I'm not so sure you're being ignored, Mal; it may be a case of not knowing how to respond.
In
this thread you reported how your work had been rejected by an art exhibition and you accepted there might be any number of reasons for this, including the possibility that your work didn't make the grade. However, when you contrasted it with pieces which were accepted and required a lower standard of technical expertise, you felt slighted. Perhaps the people you ought to have discussed this with are not members of the forum, but the organisers of the exhibition. I'm sure they would have told you what they wanted for their exhibition and why your work wasn't felt to be suitable.
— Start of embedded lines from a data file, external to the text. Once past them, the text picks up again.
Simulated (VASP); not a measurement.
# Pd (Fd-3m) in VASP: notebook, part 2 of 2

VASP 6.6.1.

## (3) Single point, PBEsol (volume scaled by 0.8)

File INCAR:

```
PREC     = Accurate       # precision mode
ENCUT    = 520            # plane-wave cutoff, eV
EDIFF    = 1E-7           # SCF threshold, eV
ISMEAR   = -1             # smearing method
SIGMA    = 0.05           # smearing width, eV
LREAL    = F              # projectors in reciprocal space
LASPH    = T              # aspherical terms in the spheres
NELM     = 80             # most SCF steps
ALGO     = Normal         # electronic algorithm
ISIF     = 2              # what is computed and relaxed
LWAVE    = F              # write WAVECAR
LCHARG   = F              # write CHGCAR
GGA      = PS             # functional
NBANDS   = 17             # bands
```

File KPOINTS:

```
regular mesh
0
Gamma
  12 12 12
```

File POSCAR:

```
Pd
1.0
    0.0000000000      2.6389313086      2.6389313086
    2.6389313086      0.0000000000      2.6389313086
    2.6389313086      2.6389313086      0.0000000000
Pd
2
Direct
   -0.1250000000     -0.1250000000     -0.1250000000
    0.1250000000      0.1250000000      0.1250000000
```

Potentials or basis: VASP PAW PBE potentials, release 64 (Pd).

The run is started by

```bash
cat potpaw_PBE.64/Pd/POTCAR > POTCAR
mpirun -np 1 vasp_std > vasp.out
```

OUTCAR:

I can understand your feelings. I've never been rejected by an art exhibition but I once enquired about enrolling on an art course and presented some of my work as a kind of portfolio. Although the admissions tutor was impressed by my work, I could tell we were on a different wavelength when it came to her understanding of art and my understanding of it. I toured the art department and was impressed by their facilities which included a fully equipped woodworking shop, including two pristine DW788s! But as I looked at the students work, it became clear to me that artists saw these machines, plus cameras, paints, ceramics and all the other resources at their disposal as means to an end. As scrollers, we tend to limit ourselves to our technique whereas artists don't impose such limitations on themselves. I also learned that artists think little of plagiarising their 'inspiration', but that's another matter.
It's very unusual for any woodworker to be regarded as other than a craftsman. The likes of Silas Kopf are very few and far between. Yet if you watch
The Antiques Roadshow and its ilk, the presenters are just as likely to rave over a Chippendale chair or a Stradivarius violin as they are to enthuse over a Constable painting. Quality woodwork does have equal billing with quality art in the eyes of the public, no matter how much artists seem to believe otherwise.
Traditionally, artists have worked in their studios and sold through galleries, whilst woodworkers have worked in their workshops and sold through retailers. When artists or woodworkers become established, they can also sell through word of mouth. But what is important here is that art and woodwork have traditionally only ever been brought together when they have arrived at the home of the final purchaser; when the Constable has been hung above the Chippendale, as it were.
Matters seem to be changing now as more woodworkers and artists have a presence on the internet. Perhaps there is now scope for both disciplines to become closer, although I'm not sure how this can be brought about.